But with Justin Fields at quarterback working behind a veteran offensive line and with plenty of weapons around him, the Buckeyes generally avoided crashes by outgunning the opposition. That is, until the 52-24 loss to Alabama in the College Football Playoff title game when it was the Crimson Tide which roared away.
This spring, it’s the Ohio State offense which needs a full slate of 15 practices. That’s because with Fields gone, the competition between second-year players C.J. Stroud and Jack Miller plus another highly-touted signee with incoming freshman Kyle McCord is about to ensue.
Ohio State coach Ryan Day has promised an open-mind approach to what he’s about to see. Indeed, like a race car engineer, he indicated recently that he wants to see as much full-speed running as possible to determine who best can drive the machine.
“We’re going to have to find ways this spring, between C.J., Jack and Kyle, to give them as many game-like situations to figure out exactly what we’ve got,” Day said. “We can’t go into that first game without knowing, or at least having an idea.”
Well, sort of an idea, because even in a talent-rich program such as Ohio State, full-speed practices still aren’t the same as real-game reps against teams that not only have schemed against you, but also are not friendly.
“I guess we’ll never know until we’re in a game,” Day said. “But we’ve got to try to simulate the games the best we can in practice.”
He and his staff, in fact, are trying to make up for lost time, the loss of practice- and real-game reps which never can be recovered for Miller and Stroud. Due to the brevity of last season, those two experienced little more than a toe-dip into major college football with their brief appearances, what with the coaches intent on using the games to develop further the whole offense.
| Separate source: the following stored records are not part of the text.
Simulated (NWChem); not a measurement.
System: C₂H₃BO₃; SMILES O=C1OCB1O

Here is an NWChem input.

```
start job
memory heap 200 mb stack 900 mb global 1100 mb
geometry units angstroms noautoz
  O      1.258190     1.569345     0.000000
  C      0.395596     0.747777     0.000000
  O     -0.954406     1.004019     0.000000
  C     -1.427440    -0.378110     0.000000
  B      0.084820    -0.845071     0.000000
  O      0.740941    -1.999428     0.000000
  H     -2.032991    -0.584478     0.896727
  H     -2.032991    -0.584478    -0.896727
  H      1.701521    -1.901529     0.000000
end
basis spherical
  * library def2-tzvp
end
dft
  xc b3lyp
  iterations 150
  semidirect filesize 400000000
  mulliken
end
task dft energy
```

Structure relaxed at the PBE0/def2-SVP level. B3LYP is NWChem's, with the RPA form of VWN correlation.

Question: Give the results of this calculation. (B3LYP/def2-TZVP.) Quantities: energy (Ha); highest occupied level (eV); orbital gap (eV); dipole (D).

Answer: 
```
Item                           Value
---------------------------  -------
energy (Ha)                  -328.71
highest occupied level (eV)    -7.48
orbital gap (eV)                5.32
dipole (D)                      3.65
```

“These guys had very, very limited reps,” Day said. “You would have more [information] if you had a normal spring, preseason and then a season.”
McCord, on the other hand, was tearing it up during his senior season. He capped it by leading St. Joseph Prep of Philadelphia to a third straight Class 6A Pennsylvania state championship – he threw 10 touchdown passes combined in the semifinal and final.
So if given the opportunity of a fairly regular spring, Day intends to make the most of what could be a colossal battle for starting quarterback. He plans to turn up the revs to see how his three quarterbacks handle the speed, that is, in and around the NCAA rules which restrict some of the spring practices from being about real football.
“We’ve got to try to simulate the games the best we can in practice, which may be a unique way of doing the spring,” Day said. “We’re going to look at all [options] because we need to be further along because that’s going to be a huge part of what happens in the fall.”
Indeed, let the simulated games begin.